Saturday, July 27, 2019

This is already my destiny: to sit here, alone in this room, awaiting the day you bring. To greet the ones and twos who arrive. To tidy the corners and wipe down the surfaces of this place.

Yet I pine, O Lord, for tomorrow’s riches and accolades. I hope for treasure to appear around the next corner. Yet indeed, if I have a destiny, then it already must be here — for I now inhabit yesterday’s tomorrow.

Could I have hoped for this day, dear Lord? Let me live in it as if I had.

(Letter #1,659)

Friday, July 26, 2019

What a fantasy world I inhabit. I equally imagine great deeds and treasure just around the corner, and enemies arrayed against me today.

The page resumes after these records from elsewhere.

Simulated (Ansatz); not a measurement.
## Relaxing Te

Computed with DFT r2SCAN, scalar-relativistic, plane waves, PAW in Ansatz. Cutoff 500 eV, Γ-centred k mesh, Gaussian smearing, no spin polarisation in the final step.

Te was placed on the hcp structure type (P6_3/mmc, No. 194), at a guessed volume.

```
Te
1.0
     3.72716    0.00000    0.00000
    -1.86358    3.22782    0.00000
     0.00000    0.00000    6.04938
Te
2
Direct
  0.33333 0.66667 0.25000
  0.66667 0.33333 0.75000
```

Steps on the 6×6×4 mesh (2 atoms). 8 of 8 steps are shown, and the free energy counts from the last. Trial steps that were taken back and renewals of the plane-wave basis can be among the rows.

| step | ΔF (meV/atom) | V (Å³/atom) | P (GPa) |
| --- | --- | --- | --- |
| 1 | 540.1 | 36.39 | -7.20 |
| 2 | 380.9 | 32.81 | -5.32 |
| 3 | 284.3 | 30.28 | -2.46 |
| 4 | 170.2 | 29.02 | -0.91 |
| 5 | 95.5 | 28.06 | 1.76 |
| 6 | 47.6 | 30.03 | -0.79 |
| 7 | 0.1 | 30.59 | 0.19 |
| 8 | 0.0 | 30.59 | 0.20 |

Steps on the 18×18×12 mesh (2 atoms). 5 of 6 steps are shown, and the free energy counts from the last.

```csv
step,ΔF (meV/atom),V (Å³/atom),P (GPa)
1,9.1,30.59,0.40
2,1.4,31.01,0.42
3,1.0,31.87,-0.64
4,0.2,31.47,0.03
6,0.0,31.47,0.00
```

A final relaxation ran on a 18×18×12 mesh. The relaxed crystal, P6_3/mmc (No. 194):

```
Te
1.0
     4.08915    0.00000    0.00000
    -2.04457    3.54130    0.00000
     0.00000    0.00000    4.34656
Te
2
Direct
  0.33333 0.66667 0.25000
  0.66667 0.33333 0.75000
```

All false. I have no enemy. Tomorrow holds no pot of gold. Today is as yesterday – I am daily a child receiving your messages.

Does the mother cruelly set challenges for their child? Does the father forever withhold reward? This is not the true nature of my days.

I have imagined my difficulties and triumphs. All along, as my loving parent, you protect and nurture me. Lord, let me see around me without illusion.

(Letter #1,658)

Thursday, July 25, 2019

Unsure of what next to do, I cower. If I do nothing, perhaps these threats I perceive will move on. I approach this day like a small creature, wondering how I might escape notice and stay at the margins.

Where, Lord, has this fear come from? I am your child, among your children. Yet I slink.

Place in my heart the message you would have me delivere today. Let your message be my courage.

(Letter #1,657)

Wednesday, July 24, 2019

Let me thank you in all circumstances. Grant me grace to do this.

Winds buffet me; let me be grateful for the sensation. I labor; let me have gratitude for my strength. Hunger arises; let me give thanks for the meal that is to come.

Let gratitude draw me near to you, Lord.